But Saul and the people spared Agag, and the best of the sheep, and of the oxen, and of the fatlings, and the lambs, and all that was good, and would not utterly destroy them. 1 Samuel 15:9
Since the defeat of the Philistines at Michmash, Saul had made war against Moab, Ammon, and Edom, and against the Amalekites and the Philistines; and wherever he turned his arms, he gained fresh victories. On receiving the commission against the Amalekites, he at once proclaimed war. To his own authority was added that of the prophet, and at the call to battle the men of Israel flocked to his standard. The expedition was not to be entered upon for the purpose of self-aggrandizement; the Israelites were not to receive either the honor of the conquest or the spoils of their enemies. They were to engage in the war solely as an act of obedience to God, for the purpose of executing His judgment upon the Amalekites. God intended that all nations should behold the doom of that people that had defied His sovereignty, and should mark that they were destroyed by the very people whom they had despised….
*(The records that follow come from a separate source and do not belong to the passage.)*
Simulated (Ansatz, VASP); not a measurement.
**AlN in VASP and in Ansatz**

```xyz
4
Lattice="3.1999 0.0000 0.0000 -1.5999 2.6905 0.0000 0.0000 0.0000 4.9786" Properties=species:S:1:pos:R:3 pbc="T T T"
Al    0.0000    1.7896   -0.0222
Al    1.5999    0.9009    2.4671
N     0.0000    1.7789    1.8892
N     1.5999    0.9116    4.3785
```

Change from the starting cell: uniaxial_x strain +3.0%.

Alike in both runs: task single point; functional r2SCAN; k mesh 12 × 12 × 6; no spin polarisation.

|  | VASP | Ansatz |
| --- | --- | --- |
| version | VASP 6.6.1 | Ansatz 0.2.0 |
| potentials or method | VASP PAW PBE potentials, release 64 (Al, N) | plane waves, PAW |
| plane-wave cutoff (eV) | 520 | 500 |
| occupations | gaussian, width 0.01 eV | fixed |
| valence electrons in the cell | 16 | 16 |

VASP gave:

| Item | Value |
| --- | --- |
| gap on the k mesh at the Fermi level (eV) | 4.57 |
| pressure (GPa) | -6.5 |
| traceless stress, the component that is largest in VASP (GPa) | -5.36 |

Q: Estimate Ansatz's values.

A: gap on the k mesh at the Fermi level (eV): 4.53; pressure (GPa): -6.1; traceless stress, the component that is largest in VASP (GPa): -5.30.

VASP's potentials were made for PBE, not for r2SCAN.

This victory over the Amalekites was the most brilliant victory that Saul had ever gained, and it served to rekindle the pride of heart that was his greatest peril. The divine edict devoting the enemies of God to utter destruction was but partially fulfilled. Ambitious to heighten the honor of his triumphal return by the presence of a royal captive, Saul ventured to imitate the customs of the nations around him and spared Agag, the fierce and warlike king of the Amalekites. The people reserved for themselves the finest of the flocks, herds, and beasts of burden, excusing their sin on the ground that the cattle were reserved to be offered as sacrifices to the Lord. It was their purpose, however, to use these merely as a substitute, to save their own cattle.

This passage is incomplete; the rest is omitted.